Showing posts with label Labor Day. Show all posts
Showing posts with label Labor Day. Show all posts

Sunday, September 1, 2013

Labor Day

Before I try to tie Young Adult fiction and Labor Day together in a meaningful post, I’d like to brag about my own labors.

For the past three years, I have been the Critique Group Coordinator for SCBWI Midsouth.  The job was occasionally frustrating, but wildly rewarding, if for no other reason than I sounded vaguely credible when I asked to join one of the groups I was supposed to track down and document.  That group took me in, and I now share manuscripts with some seriously talented people.  Volunteering as coordinator also got me nominated for this year’s SCBWI Tribute Scholarship, which I somehow won, entitling me to a trip to the August 2013 SCBWI conference in Los Angeles.  I take no credit for the award, and can only say “Thank you.”  Well, that and, “Check it out, I got my picture taken with a spitting dinosaur.”  (Yeah, I know, a dimetrodon wasn't a dinosaur, but the metaphor I'm about to make doesn't sound right with "non-mammalian synapsid." )



With my return from LA, I am stepping out of the role of crit group organizer and into a new role as Midsouth Co-ARA.  In that job, I will be responsible for the all-new Midsouth website.  I’ve got to learn something new, which is why that drooling dinosaur picture is so appropriate.  Of course, I’ll still be writing too, which brings me to today's thought about Labor Day.

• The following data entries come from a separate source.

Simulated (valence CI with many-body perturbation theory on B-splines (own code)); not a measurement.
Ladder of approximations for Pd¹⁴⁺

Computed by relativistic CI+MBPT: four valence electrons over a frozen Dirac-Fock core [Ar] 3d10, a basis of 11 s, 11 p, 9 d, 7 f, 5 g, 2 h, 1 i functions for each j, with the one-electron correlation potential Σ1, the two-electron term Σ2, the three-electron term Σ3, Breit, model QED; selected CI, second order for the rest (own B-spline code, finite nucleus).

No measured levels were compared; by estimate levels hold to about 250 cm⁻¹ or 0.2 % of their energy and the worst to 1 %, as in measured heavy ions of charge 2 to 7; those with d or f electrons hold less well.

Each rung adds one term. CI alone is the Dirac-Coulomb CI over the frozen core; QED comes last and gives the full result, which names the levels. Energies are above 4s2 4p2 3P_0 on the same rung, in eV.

With a nod to the amazing Bruce Coville, who has said many wise things about the place of children in this world, I note that for most of our history children were a source of cheap, disposable labor.  Teenagers had already worked for years on farms and in crowded factories, putting in long, dangerous days and nights.  Those kids didn’t have time for school, to learn to read, to sit down with a book.  Or to put it another way, my target audience didn’t exist.  Until recently, I wouldn’t have been able to do what I do.  One of the reasons for that change is the Labor movement.  So as I pause for the holiday, I will be saying, “Thanks,” not just to the folks who made my LA trip possible, but to the folks who made my audience possible.  And then I’ll get back to work.